In my morning forecast, I focused on the level of 1.2844 and planned to make market entry decisions based on it. Let's look at the 5-minute chart to understand what happened. The decline and the formation of a false breakout there led to a buy signal for the pound, which resulted in the pair rising by over 25 points. The technical picture for the second half of the day remains unchanged.
To Open Long Positions in GBP/USD:
Given the pound's continued decline, exercise caution when buying today. Only significantly poor data on the U.S. Consumer Confidence Index, the S&P/Case-Shiller 20-City Home Price Index, and the Housing Price Index will lead to an upward correction of the pair, similar to what we observed during the U.S. session yesterday. Otherwise, the pound will likely continue to fall. In this case, I plan to enter around the larger support level of 1.2806, as the 1.2844 level offers little hope. A false breakout formation will provide an entry point with the target of returning to 1.2844, where the moving averages are located, which favors sellers. A breakout and retest from top to bottom of this range will restore the chances for the pound to rise, leading to an entry point for long positions with the possibility of reaching 1.2885 – the daily high. The furthest target will be the 1.2909 area, where I plan to take profit. If GBP/USD continues to decline and there is no bullish activity at 1.2806 in the second half of the day, as this level has already been tested once today, it will lead to a decline and update the next support at 1.2778, increasing the chances of a more significant drop at the beginning of the week. Therefore, a false breakout formation will be the only suitable condition for opening long positions. I plan to buy GBP/USD immediately on a rebound from the 1.2756 low, targeting a correction of 30-35 points within the day.
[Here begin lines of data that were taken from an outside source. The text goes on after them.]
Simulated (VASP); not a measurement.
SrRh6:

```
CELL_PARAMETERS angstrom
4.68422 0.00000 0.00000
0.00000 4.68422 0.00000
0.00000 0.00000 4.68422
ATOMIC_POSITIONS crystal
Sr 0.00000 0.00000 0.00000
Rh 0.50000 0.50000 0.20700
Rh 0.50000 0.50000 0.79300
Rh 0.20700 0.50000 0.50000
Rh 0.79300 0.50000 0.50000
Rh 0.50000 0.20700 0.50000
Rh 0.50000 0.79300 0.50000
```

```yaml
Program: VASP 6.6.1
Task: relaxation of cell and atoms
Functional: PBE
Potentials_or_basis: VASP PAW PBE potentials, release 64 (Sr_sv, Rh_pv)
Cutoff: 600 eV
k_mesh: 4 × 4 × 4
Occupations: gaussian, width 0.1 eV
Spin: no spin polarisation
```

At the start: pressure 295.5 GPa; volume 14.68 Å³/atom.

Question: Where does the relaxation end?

To Open Short Positions on GBP/USD:
Sellers have shown their strength, and now their crucial task will be to defend the new resistance level of 1.2844. Only a false breakout formation there amid weak U.S. statistics will provide an opportunity to open new short positions, continuing the bearish trend with the target of updating the support at 1.2806. A breakout and retest from the bottom to the top of this range will strike a blow to buyers' positions, leading to the triggering of stop orders and opening the path to 1.2778. The furthest target will be the 1.2756 area, where I will take profit. Testing this level will only strengthen the new bearish trend. If GBP/USD rises and there is no bearish activity at 1.2844 in the second half of the day, buyers will have a good chance to establish market equilibrium. In this case, I will postpone sales until a false breakout at 1.2885. If there is no downward movement, I will sell GBP/USD immediately on a rebound from 1.2909, but only expecting a correction of the pair downward by 30-35 points within the day.
In the Commitment of Traders (COT) Report for July 23, there was an increase in long positions and a decrease in short positions. The focus is on the Federal Reserve meeting, where rates will certainly not change, but investors hope to hear more arguments in favor of lowering rates in September this year. On the other hand, the Bank of England's decision, which will also be published soon, could create a lot of noise. Economists expect the British regulator to cut rates this summer, which theoretically should weaken the British pound against the U.S. dollar even more, so hoping for a return to the bullish market observed in June is clearly not realistic in the near future. The latest COT report states that long non-commercial positions rose by 5,202, reaching 188,489, while short non-commercial positions fell by 4,079, to 46,306. As a result, the spread between long and short positions decreased by 228.
Indicator Signals:
Moving Averages: Trading is below the 30 and 50-day moving averages, indicating a possible continuation of the pair's decline.
Note: The period and prices of the moving averages are considered by the author on the hourly H1 chart and differ from the general definition of classical daily moving averages on the D1 chart.
Bollinger Bands: In case of a decline, the lower boundary of the indicator, around 1.2844, will act as support.
Indicator Descriptions:
- Moving Average: Determines the current trend by smoothing volatility and noise. Period – 50. Marked in yellow on the chart;
- Moving Average: Determines the current trend by smoothing volatility and noise. Period – 30. Marked in green on the chart;
- MACD (Moving Average Convergence/Divergence): Fast EMA – period 12. Slow EMA – period 26. SMA – period 9;
- Bollinger Bands: Period – 20;
- Non-commercial traders: Speculators such as individual traders, hedge funds, and large institutions using the futures market for speculative purposes and meeting certain requirements;
- Long non-commercial positions: Represent the total long open position of non-commercial traders;
- Short non-commercial positions: Represent the total short open position of non-commercial traders;
- Total non-commercial net position: The difference between the short and long positions of non-commercial traders.